UTJ, Yemina Slam Tel Aviv for Banning Tefillin Stands Near Schools

YERUSHALAYIM -
Men lay tefillin at the entrance to the Carmel Market in Tel Aviv. (Tomer Neuberg/Flash90)

With the announcement Tuesday by the Tel Aviv Municipality that it was banning tefillin stands near schools in the city, calls came in for Education Minister Rafi Peretz to act. United Torah Judaism’s outreach committee to the Religious Zionist community said in a statement that all observant Jews – as well as the Yemina Party, which represents the community – must fight the ban.

“Tel Aviv is increasingly turning into an ‘external territory’ of the State of Israel,” the statement said. “Public transportation is operating on Shabbos without hindrance, with Transportation Minister Betzalel Smotrich unwilling to sign measures that will stop it. And now the municipality has decided to make war against the locating of tefillin stands outside schools. Education Minister Rabbi Rafi Peretz must intervene immediately to cancel this dangerous decision, and to tell Mayor Ron Huldai that the deterioration of religion in Tel Aviv stops here.”

The effort to ban tefillin stands from Tel Aviv’s streets is being led by the Green Secular Party, a member of Huldai’s coalition. The new rules require tefillin stands to be placed at least 100 meters away from schools, parks, community centers, or any other institution that serves children.

Deputy Mayor Reuven Ladianski, who heads the faction, said Tuesday that “the city has been getting many complaints about tefillin stands set up next to schools, sometimes right at the entrance. As a parent, I do not want organizations to recruit my children to various causes when they are in the public space, certainly not near where they go to school. We must protect our children, both at school and at parks, from all peddlers of ideology or propaganda. We must prevent exposing our children to these things while they are at school or on the way there.”

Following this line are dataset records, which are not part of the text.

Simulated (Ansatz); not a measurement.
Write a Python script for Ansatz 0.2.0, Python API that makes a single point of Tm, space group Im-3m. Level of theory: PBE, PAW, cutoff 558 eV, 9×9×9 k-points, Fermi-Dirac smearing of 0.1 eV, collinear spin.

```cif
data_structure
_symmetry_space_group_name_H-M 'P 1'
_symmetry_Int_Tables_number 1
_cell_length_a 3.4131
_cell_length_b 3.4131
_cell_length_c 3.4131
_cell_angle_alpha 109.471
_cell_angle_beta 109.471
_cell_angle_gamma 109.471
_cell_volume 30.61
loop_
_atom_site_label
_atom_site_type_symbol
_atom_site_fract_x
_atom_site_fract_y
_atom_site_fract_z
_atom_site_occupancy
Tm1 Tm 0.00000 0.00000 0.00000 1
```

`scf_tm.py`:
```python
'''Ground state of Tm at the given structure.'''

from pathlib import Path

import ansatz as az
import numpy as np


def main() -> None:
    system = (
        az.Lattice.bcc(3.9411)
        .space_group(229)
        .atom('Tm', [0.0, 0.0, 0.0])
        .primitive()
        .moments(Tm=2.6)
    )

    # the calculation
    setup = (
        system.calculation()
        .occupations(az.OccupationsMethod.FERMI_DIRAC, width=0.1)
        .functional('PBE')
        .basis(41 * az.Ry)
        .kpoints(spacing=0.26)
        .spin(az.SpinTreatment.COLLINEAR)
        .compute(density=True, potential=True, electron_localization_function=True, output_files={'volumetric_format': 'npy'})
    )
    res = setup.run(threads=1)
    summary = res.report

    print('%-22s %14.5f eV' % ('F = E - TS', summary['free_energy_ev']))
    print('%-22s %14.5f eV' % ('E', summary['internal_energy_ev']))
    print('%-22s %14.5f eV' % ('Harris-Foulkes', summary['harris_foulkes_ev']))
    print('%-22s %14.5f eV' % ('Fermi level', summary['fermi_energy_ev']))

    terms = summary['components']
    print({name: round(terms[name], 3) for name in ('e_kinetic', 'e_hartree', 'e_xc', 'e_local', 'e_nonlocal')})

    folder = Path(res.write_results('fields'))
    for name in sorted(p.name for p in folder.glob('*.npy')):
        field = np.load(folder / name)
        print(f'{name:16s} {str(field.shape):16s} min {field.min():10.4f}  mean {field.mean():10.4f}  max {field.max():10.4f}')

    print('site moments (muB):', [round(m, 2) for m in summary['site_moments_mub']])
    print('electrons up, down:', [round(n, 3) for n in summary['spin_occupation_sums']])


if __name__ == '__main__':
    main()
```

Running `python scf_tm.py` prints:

The Yemina Party also called for action. “Shame on the Tel Aviv municipality for doing this, as if children need to be ‘protected’ from tefillin. This disrespectful attitude to anything holy in Judaism further removes Tel Aviv from the consensus of Israelis, who are connected to and respect their Jewish identity. Yemina will continue to strengthen the Jewish identity of Israelis,” the party said in a statement.